The loonie is soaring, but is this rally sustainable? Add to ...

In less than two months, the Canadian dollar has wiped out nearly a year’s worth of fear.

The loonie broke through the 77-cent (U.S.) mark on Thursday, extending a streak as one of the hottest currencies in the world since bottoming out in the depths of the winter sell-off.

Several interrelated sources are sustaining this run: the energy rebound, the acceleration of the manufacturing sector, U.S. dollar weakness and the Bank of Canada’s apparent willingness to let the currency appreciate.

Add to all that a powerful seasonal stimulant that regularly sees the Canadian dollar strengthen in April, and the odds are good that the currency builds on its recovery, said Doug Porter, chief economist at BMO Nesbitt Burns Inc.

The federal budget next week could conceivably further strengthen the dollar, if fiscal stimulus exceeds what was originally proposed.

Finally, if the hedge funds still betting heavily against the Canadian dollar feel the need to reverse their positions, that could add another cent or two.Beyond the spring, however, the balance of forces is still weighing against the Canadian currency, Mr. Porter said. “Once you get by the seasonal bump in April, I suspect it will go through at least a modest correction through the later spring and early summer.”

Exactly one year ago, the loonie dipped to an intraday low of 77.93 cents. On Thursday, it got to within 7/10ths of a penny of that mark, trading as high as 77.23 cents. Between those two bookends was a year of unprecedented volatility.

A May, 2015, peak of just under 84 cents gave way to a 19-per-cent slide over the next eight months, as the energy crash weighed on the domestic economy and global sentiment deemed the Canadian outlook to be dismal.

The currency hit a 13-year low of 68.08 cents in January, to the dismay of Canadian travellers and the delight of exporters.

Then the global energy sector finally turned a corner. The elusive production declines needed to ease a global oversupply started to at least come into forecasts, if not yet reality.

It’s no coincidence that Brent crude futures hit bottom on the same day as the loonie: Jan. 20. The Canadian dollar has long been characterized as a petro-currency for its high correlation to the fluctuations in energy benchmarks.

“In recent years, it has been no contest, it has been oil prices first and foremost,” Mr. Porter said.

But some credit is due to the other factors propping up the loonie recently.

Manufacturing shipments for January jumped by 2.3 per cent, surpassing economists’ expectations on Wednesday by a wide margin and adding to a string of evidence that factories are responding to the loonie’s fall.

“Although still early, recent data should provide some reassurance to the Bank of Canada [of] the long-awaited rotation in the driver of growth away from the energy sector,” Nathan Janzen, senior economist at Royal Bank of Canada, said in a note.
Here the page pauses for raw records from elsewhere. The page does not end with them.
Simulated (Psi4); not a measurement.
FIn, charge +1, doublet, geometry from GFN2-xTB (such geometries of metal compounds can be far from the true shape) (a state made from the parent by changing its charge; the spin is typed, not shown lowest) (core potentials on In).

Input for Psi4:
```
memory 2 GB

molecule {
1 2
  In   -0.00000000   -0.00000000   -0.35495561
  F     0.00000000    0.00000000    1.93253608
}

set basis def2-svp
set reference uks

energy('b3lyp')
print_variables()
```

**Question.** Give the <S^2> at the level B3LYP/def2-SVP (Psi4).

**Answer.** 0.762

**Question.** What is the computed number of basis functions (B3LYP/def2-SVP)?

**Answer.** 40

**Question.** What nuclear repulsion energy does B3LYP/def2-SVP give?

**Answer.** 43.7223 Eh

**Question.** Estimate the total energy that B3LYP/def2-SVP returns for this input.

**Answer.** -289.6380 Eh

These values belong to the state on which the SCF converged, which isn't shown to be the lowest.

Amid improving fundamentals, the Bank of Canada’s policy announcement last week was seen as less dovish, as governor Stephen Poloz declined to “talk down” the loonie, as many had expected.

In contrast, the U.S. Federal Reserve backed further away from interest rate hikes on Wednesday, fuelling a sell-off in the U.S. dollar, which added further to the loonie’s upside.

On Thursday, Prime Minister Justin Trudeau seemed to agree with the consensus on the fading likelihood of further Canadian monetary accommodation.

“We should be using fiscal levers a little more and not just expecting monetary policy to have to fix the challenge we’re in,” Mr. Trudeau said in an interview with Bloomberg television. “I think we’re approaching the limit of the impact of monetary policy alone.”

He added that he is “comfortable” with the Canadian dollar’s current trading range.

The dollar’s recent surge is a reflection that sentiment toward Canada reached lows disproportionate to the underlying economy, David Rosenberg, chief economist with Gluskin Sheff + Associates Inc., said in his daily newsletter on Thursday.

“The global press has treated Canadian housing as a horror story for four years now. At some point, reality will set in and the hedge funds short the Canadian banks and the loonie will be forced to cover.”

Furthermore, the Canadian currency is about to enter a period of seasonal strength. In the past 20 years, the dollar has risen by an average of almost 2 per cent in April, and not once in the past 10 years has it been negative in that month, Mr. Porter said.

“This may be a short-lived seasonal factor, but it looks very real and has persisted for decades.”

But the loonie may eventually be due for a reality check, he said. The oil recovery still looks tenuous, the Fed is likely to hike rates long before the Bank of Canada and the Canadian economy is still among the slowest of all developed countries.